Created: November 08, 2020 10:15 PM
ALBUQUERQUE, N.M. — As some of the dust starts to settle on the 2020 election, political experts are reexamining a previous presidential election from 2000 that also had similar challenges.
The nation is still waiting for election results in four states. After all 50 states make their counts official, it’ll head to Congress for final approval. However, there are many legal challenges coming from President Trump’s campaign. Many of the voting margins are expected to be razor thin, which could lead to recounts.
As UNM political science professor Michael Rocca explained, there are lots of reasons to look back at the 2000 election when George W. Bush won the first time.
“The Bush v Gore election went months before it finally got the Supreme Court. The difference in 2000 was that it was centered on one state: the state of Florida,” Rocca said. “Even if particular ballots, let’s say, are thrown out by a court in Arizona, chances are Vice President Biden will still have enough electoral college votes to make up the difference in the other states. That was a dramatically different situation in 2000, where the counting of these hanging chads and these butterfly ballots, those issues really mattered because it was only one state and you’re talking about a couple hundred vote difference between Al Gore and George W. Bush.”
Back then, there was also a lot of unrest.
“When President George W. Bush— it’s easy to forget this— when he entered into office, almost half of the country treated him as an illegitimate president,” Rocca said.
But Rocca notes that once the Supreme Court made its decision, Al Gore asked his supporters to back the new president.
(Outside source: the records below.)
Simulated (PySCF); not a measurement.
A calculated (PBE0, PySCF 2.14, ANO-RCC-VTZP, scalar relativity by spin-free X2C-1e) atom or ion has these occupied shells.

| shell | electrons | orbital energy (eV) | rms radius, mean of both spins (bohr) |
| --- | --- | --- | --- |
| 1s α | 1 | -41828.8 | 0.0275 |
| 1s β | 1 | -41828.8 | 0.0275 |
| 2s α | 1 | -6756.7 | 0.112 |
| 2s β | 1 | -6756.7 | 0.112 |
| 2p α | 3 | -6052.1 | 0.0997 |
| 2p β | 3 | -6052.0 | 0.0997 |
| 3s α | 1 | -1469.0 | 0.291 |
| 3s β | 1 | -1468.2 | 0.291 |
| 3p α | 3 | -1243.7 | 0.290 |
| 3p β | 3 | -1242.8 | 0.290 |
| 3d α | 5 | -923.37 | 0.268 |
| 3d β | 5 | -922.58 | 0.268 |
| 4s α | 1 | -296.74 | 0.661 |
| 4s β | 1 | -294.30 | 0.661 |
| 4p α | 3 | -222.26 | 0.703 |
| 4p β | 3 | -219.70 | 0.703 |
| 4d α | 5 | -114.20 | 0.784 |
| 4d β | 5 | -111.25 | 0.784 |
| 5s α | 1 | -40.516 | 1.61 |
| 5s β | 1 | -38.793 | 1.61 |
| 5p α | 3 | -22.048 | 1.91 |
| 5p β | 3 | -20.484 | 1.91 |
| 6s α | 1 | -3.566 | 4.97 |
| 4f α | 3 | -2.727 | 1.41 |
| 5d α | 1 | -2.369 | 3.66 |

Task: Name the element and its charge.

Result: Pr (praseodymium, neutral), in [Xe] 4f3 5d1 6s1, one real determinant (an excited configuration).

“That was a really important moment in that transition period in 2000. The question will be, of course, and this is an open question right now, to what extent is President Trump willing to do that, given his own rhetoric on this,” Rocca said. “My guess is that he’s going to be less willing to give that sort of a speech than Al Gore was in 2000.”
Now, the nation will watch how the election will play out in court, however Rocca said real changes are playing out right now. Some states—including Georgia and Arizona— are getting more competitive.
“I think we’re going to recognize this as a transition stage. I think we’re going to look back at this time and say the parties, the electorate and voters, we’re still trying to figure out where we stand and where the parties are on particular issues,” he said.
As Rocca adds, Americans should want competitive elections because they’re healthy.